Six years' porridge. Dridex not laundry soap – it's a Trojan

An employee of Barclays Bank who laundered thousands of pounds on behalf of Moldovan cybercriminals was yesterday sentenced to six years and four months behind bars in Blighty.

According to the Crown Prosecution Service, Jinal Pethad, 29, from Edgware, London, UK, set up more than a hundred false accounts to launder money and maintained almost 200 on behalf of Pavel Gincota and Ion Turcan for two years.

Pethad's access allowed Gincota and Turcan to withdraw money from these accounts, and to move funds between them in order to launder it.

Pethad pleaded guilty at the opening of his case at the Old Bailey on Monday to conspiracy to conceal, disguise, convert, transfer or remove criminal property, contrary to section 1(1) of the Criminal Law Act 1977.

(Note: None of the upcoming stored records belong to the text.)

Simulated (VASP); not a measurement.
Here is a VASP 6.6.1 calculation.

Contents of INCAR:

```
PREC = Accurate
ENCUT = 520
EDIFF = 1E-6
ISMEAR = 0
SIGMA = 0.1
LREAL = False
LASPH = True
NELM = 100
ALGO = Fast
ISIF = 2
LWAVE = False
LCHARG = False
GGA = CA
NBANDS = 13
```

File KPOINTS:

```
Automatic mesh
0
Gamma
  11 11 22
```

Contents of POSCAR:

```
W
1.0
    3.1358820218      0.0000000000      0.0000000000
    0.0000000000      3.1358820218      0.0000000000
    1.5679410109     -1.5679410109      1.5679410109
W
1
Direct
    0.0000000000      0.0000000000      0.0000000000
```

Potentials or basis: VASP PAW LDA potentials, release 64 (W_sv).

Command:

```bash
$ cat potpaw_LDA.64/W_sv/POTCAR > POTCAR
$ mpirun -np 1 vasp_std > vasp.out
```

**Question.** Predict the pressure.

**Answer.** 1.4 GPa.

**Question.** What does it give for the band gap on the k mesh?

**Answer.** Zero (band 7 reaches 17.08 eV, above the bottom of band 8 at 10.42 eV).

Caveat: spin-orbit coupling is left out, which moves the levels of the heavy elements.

A UK National Crime Agency statement said that Gincota and Turcan had stolen the cash by using the Dridex malware to record the bank details of people who opened their spam email attachment. Both pleaded guilty to conspiracy to possess false identification and conspiracy to launder money in October 2016. Gincota was jailed for five years and eight months, and Turcan received a seven-year sentence.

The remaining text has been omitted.